Duluth, MN (NNCNOW.com)
-- The Minnesota Pollution Control Agency is at the halfway point of a study that could change environmental standards concerning wild rice, and sulfate.
At a hearing Monday, officials discussed the progress made, and the steps that need to be taken to complete this study on time.
Sulfate is a chemical that grows naturally in the soil and water in Minnesota.
But, industry, such as mining and wastewater treatments plants can discharge this chemical in varying concentrations.
Minnesota's standard for sulfate levels in water used for the production of wild rice is currently at 10 milligrams per liter.
A rule adopted in 1973, with research conducted 40 years earlier.
"The overall effort is to enhance our understanding of the effects of sulfates on wild rice to further inform the standards evaluation," said Shannon Lotthammer with the MPCA.
Studies have shown that high sulfate levels can hurt the growth of wild rice, a resource that's imbedded in the states culture and economy.
"It's not the sulfate directly; it's the conversion of sulfate to sulfide, and the presence of sulfide in lake and stream sentiments," said Lotthammer.
That's why the state is re-evaluating the sulfate standard, using appropriated money to research and study sulfate levels, and their effect on wild rice.
"That information is now coming in from the lab that will be analyzed over the next few months to see what kinds of relationships are present."

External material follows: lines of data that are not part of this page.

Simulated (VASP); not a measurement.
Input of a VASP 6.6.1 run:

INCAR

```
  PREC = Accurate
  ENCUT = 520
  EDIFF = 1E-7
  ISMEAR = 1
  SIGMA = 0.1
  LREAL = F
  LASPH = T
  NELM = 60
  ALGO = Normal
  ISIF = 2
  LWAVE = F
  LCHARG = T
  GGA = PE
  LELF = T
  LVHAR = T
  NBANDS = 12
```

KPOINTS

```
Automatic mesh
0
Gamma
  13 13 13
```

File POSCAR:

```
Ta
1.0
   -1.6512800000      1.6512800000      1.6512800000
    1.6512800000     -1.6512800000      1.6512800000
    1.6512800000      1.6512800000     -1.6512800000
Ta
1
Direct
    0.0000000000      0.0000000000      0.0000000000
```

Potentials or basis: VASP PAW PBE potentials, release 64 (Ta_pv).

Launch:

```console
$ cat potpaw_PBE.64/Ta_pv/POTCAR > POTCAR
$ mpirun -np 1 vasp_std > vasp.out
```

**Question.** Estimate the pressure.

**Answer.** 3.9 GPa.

The Minnesota Chamber of Commerce, while acknowledging the progress made so far, is not impressed with the lack of a solid scientific method to create a new standard.
"I cannot say today we know there is going to be scientifically, adequate, justifiable research that's going to be done," said Mike Robertson with the Minnesota Chamber of Commerce.
But, the MCPA says their methodology is coming along, and they will have reports for the deadline, late next year.
The MPCA was provided 1.5 Million Dollars in 2011 to conduct the study.